Debugging artifact retention -- High Disk Space Use

Hello,

we are administering a self-hosted Gitlab instance for one of our clients.

Gitlab version in use: v14.7.0-ce.0
Host OS: Debian 9 Stretch

Said instance is having issues with high disk use in the Gitlab data folder (/var/opt/gitlab), caused primarily by artifact storage (/var/opt/gitlab/gitlab-rails/shared/artifacts) – Said directory currently takes up 190 GBs and contains directories created as far back as 2020.

I verified through the Admin section (/admin/jobs) that I can only download artifacts from jobs that are no older than the global expiration limit (2 weeks), and that no project has an expiration set to more than 2 weeks (In its .gitlab-ci.yml) and verified the artifact cleanup cron job is being scheduled and ran correctly (Via sidekiq log /var/log/gitlab/sidekiq/current)

Is there a way to pair a specific on disk artifact file to a build job in Gitlab to find out why the file isn’t being cleaned up? For example the file /var/opt/gitlab/gitlab-rails/shared/artifacts/26/d2/26d228663f13a88592a12d16cf9587caab0388b262d6d9f126ed62f9333aca94/2020_04_20/56466/63844/artifacts.zip

Note: There are many more 2020_…_… directories under the 26d22… dir. That one file is just an example that takes up about 26MBs

I tried using the rails console to find more details, alas, I am not very well versed in the Gitlab API / Libraries that that environment provides and was thus unable to find anything useful to go by.

Edit: Running gitlab-rake gitlab:cleanup:orphan_job_artifact_files also doesn’t find any orphaned to clean up: Processed 171887 job artifact(s) to find and cleaned 0 orphan(s).

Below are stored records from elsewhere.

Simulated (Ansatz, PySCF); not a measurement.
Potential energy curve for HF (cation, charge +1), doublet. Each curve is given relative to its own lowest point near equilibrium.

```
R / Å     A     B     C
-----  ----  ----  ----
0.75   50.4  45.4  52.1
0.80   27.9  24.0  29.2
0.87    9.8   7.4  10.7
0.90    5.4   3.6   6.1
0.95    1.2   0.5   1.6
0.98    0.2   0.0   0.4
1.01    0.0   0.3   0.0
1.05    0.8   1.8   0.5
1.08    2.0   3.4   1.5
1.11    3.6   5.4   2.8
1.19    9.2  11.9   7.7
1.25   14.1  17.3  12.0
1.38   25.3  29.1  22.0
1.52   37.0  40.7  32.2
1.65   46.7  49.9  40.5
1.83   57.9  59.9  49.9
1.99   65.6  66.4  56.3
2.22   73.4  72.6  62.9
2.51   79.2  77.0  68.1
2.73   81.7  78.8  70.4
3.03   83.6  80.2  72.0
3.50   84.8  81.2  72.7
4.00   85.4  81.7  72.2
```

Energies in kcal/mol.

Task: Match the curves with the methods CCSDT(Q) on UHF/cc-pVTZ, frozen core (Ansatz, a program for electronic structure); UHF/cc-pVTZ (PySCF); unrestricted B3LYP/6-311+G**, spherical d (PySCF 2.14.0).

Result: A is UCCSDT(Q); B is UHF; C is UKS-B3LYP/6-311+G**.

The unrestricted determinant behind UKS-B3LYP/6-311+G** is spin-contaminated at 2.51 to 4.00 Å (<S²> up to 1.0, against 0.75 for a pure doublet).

Update: I was finally able to resolve the issue today. All of what I used is taken from here – Jobs artifacts administration | GitLab

Here is what I did:

All of the steps were done in the gitlab-rails console environment

First, I listed projects with the most on-disk storage:

include ActionView::Helpers::NumberHelper
ProjectStatistics.order(build_artifacts_size: :desc).limit(20).each do |s|
  puts "#{number_to_human_size(s.build_artifacts_size)} \t #{s.project.full_path}"
end

Then I took the first project and printed its URI to compare what was reported in console, with what Gitlab reports online (ID is taken from the last command’s output):
puts Project.find_by_id(*id*).web_url

Online, Gitlab reported the project only had a few MBs of data on disk. So I finally found why none of the maintenance / cleanup tasks worked (Probably) – Gitlab just lost track of this project’s artifacts (~25GBs worth).

I then tried to remove artifacts of just that project:

Ci::JobArtifact.where(project: Project.find_by_id(408)).delete_all

That freed up some space, but not nearly enough. I was getting pretty frustrated by this point, so I went for the nuclear option – Remove all the builds older than 2 months (Incl. build logs and artifacts):

admin_user = User.find_by(username: 'username') 
builds_to_clear = builds_with_artifacts.where("finished_at < ?", 1.week.ago)
builds_to_clear.find_each do |build|
  print "Ci::Build ID #{build.id}... "

  if build.erasable?
    build.erase(erased_by: admin_user)
    puts "Erased"
  else
    puts "Skipped (Nothing to erase or not erasable)"
  end
end

This little snippet of code ran for several hours, and ended up removing more than 200.000 builds, some of which contained the artifact archives that were taking up most of the space on disk!

After the code finished, my disk space use fell from 85% to 25%

I have no idea what happened that the artifact files were completely invisible for the Gitlab instance, but I’m glad I was at least able to delete them in an automated way of some sort…

1 Like

Thanks for sharing your detailed solution. I think you are affected by this problem: Improve expire_at behavior for self hosted GitLab instances so wanted artifacts are not deleted (&7097) · Epics · GitLab.org · GitLab Suggest subscribing in case the problem returns.